DT3 - searchable PDF

nano5 · December 14, 2019, 4:50am

Occasionally DT identify some PDF vector documents, as PDFs (not searchable).

If you try OCR such PDF vector document into searchable, the result is rough. any idea?

BLUEFROG · December 14, 2019, 4:46pm

If you are doing OCR on a document with text, it will generate an image of the text, hence the ragged appearance. However, you shouldn’t run OCR on a document if it doesn’t need it.

Try opening the PDF in Preview (via control-click > Open With), then holding the Option key and choosing File > Save As. Set Quartz Filter to Create Generic PDFX-3 Document and overwrite the file. After it overwrites, check it in DEVONthink again.

nano5 · December 14, 2019, 11:54pm

Thanks for the suggestion.

Try two PDFs with the steps - replace the current ones with generic PDFX-3 via Preview, and DT still thinks the same, DT logs enclosed.

BLUEFROG · December 15, 2019, 2:13pm

Hold the Option key and choose Help > Report bug to start a support ticket and attach the PDF in question. Thanks.
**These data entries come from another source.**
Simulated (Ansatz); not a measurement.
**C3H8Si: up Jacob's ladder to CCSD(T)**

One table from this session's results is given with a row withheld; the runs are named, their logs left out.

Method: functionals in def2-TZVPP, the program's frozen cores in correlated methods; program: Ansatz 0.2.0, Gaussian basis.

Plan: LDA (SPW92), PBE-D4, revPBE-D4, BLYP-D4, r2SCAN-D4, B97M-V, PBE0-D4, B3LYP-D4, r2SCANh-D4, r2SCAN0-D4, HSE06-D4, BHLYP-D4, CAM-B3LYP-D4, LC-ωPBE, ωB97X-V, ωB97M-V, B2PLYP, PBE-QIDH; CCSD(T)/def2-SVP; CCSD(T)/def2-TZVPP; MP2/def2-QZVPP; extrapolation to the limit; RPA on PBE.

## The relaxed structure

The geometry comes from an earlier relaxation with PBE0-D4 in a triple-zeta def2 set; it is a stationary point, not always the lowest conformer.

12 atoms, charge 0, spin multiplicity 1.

nano5 · January 18, 2020, 5:01am

Sorry for this late reply - but the issue is too obvious.

Almost 10% of the previous indexed PDF document (vector/true) under DT 3.0.1, when reindexing under DT 3.0.3, will become non-searchable, such as this one

BLUEFROG · January 18, 2020, 2:41pm

Did you start a support ticket, per my instructions?

cgrunenberg · January 20, 2020, 8:38am

Did you modify the files in the meantime or did you upgrade macOS?

nano5 · January 20, 2020, 1:02pm

The files were not modified I think, but macOS could have been upgraded during now and then - my macOS now 10.15.2 which was released early December.

cgrunenberg · January 20, 2020, 3:07pm

Could you send such a document to cgrunenberg - at - devon-technologies.com? Then we could check this on both Catalina and Mojave. Thank you.